Katie Swain

B.A. in English, Minor in Educational Studies 2008
School of Education

September 1, 2008

Interest in Education, Art, and Languages Encouraged Community Engagement in California and Costa Rica

Katie Swain began taking her first sure steps towards a career in education as a senior in high school at Valley Christian High School in Cerritos, California. As an alternative to the traditional Senior T.A. positions offered at Valley Christian, Katie opted to work for one period a day in a 1st grade classroom at the high school’s affiliated elementary school campus. The few months that she spent working in that classroom provided her not only with the endless supply of anecdotes one would expect from being surrounded by the imaginative minds of five and six year olds on a daily basis, but also with a passion for teaching that she will carry with her into her professional career as an elementary school teacher. Since this first experience guiding and teaching groups of children she has sought to diversify her experiences within this interest by working with children daily as a Recreation Leader for the City of Cerritos. She accepted a position as a Recreation Leader in June of 2005 and has over the past three years planned and executed countless activity nights, after-school programs and summer day camps for children ages three to eighteen.

Katie received her B.A. in English from UC Irvine in 2008 and completed minors in Art History and Education. Following her experiences working in a 1st grade classroom in high school along with her lifelong interest in teaching, she began attending meetings for the Teachers of Tomorrow (TOT) Club at UC Irvine during her freshmen year in order to learn about the steps needed to become an elementary school teacher. She attributes much of her preparation for entering a Masters and Credential program to the knowledge she gained by attending T.O.T. meetings.

Through the Teachers of Tomorrow Club she discovered the Minor in Educational Studies at UC Irvine, which in turn led her to begin working with students in an after school program named THINK Together. She was placed in a school in Santa Ana, which was and is constituted in large part by English Language Learners whose native language is Spanish. She immediately became invested in the program, fueled by her interest in the way language is manipulated in everything from literature to daily conversation, an interest she developed through the course of her study in English and Journalism as well as in French, Italian, Spanish, and South-Asian Comparative Literature courses.

While Katie is a monolingual English speaker, she has been working over the last few years to acquire a greater proficiency in Spanish with the end-goal of ultimately becoming fluent. During a two week field study in Costa Rica, which she completed between her junior and senior years of high school, Katie had the opportunity to participate in a home-stay program with a family of five, a mother and her four children, ages two, eleven, fifteen and nineteen. As she worked to learn and communicate in Spanish, her host family worked to learn and communicate in English. A comfortable atmosphere of mutual or communal learning developed in which miscues became bonding moments between all of the students of language as both languages were affirmed and celebrated in the collaborative effort to aide and support one-another’s language acquisition.

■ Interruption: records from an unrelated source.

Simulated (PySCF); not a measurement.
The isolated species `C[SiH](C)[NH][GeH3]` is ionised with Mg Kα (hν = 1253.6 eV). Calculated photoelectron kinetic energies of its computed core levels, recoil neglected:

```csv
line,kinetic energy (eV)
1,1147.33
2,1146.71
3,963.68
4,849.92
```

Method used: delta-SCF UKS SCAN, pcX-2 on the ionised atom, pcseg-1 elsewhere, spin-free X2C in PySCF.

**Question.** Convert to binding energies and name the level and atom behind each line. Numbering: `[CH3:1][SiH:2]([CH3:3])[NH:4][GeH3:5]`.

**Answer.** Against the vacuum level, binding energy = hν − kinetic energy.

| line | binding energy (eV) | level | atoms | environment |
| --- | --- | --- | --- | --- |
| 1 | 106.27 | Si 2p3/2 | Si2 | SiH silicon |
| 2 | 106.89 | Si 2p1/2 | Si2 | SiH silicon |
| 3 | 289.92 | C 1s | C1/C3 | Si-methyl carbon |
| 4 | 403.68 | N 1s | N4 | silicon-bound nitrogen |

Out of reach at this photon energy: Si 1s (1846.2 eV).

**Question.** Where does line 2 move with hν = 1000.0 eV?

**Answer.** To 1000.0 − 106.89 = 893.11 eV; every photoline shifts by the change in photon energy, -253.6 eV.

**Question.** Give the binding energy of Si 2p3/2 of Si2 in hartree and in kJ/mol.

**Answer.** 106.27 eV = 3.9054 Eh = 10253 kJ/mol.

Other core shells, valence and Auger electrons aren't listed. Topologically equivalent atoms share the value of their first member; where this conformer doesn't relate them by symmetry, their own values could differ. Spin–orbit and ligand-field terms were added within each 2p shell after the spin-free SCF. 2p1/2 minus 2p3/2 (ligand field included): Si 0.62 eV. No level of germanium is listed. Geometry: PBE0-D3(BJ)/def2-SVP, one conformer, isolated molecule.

Katie is currently in her first year in the Developmental Teacher Education program at the University of California, Berkeley where she is working towards a Masters of Arts Degree in Education along with a Multiple-Subjects Teaching Credential. As a first year student she has not yet begun focusing the topic of her M.A. paper although her interests are presently directing her towards a concentration on effective means of implementing arts integration activities into classrooms as tools to improve student literacy. Her interests are particularly in regards to the effectiveness of these tools in both the primary grades as well as in scaffolding language acquisition in English Language Learners and in students placed in dual-immersion classrooms.

Currently, Katie is working as a Student Teacher in Oakland, California in an Art class in which she interacts with students who span the elementary school years, from kindergarten through fifth grade. Three of the classes she works with are bilingual Spanish classes. Art is used at the school as an opportunity for students in bilingual Spanish classes to access English through tangible means as they practice their oral development by discussing their art and the processes and materials needed to create art by means of both Spanish and English discourse. The experiences Katie is having within this classroom are acting as practical foundations for the research that she will be pursuing over the next two years and further into her professional career.

Katie is excited to continue forward in her education and is greatly anticipating the opportunity to begin developing her interests within her own classroom. Zot!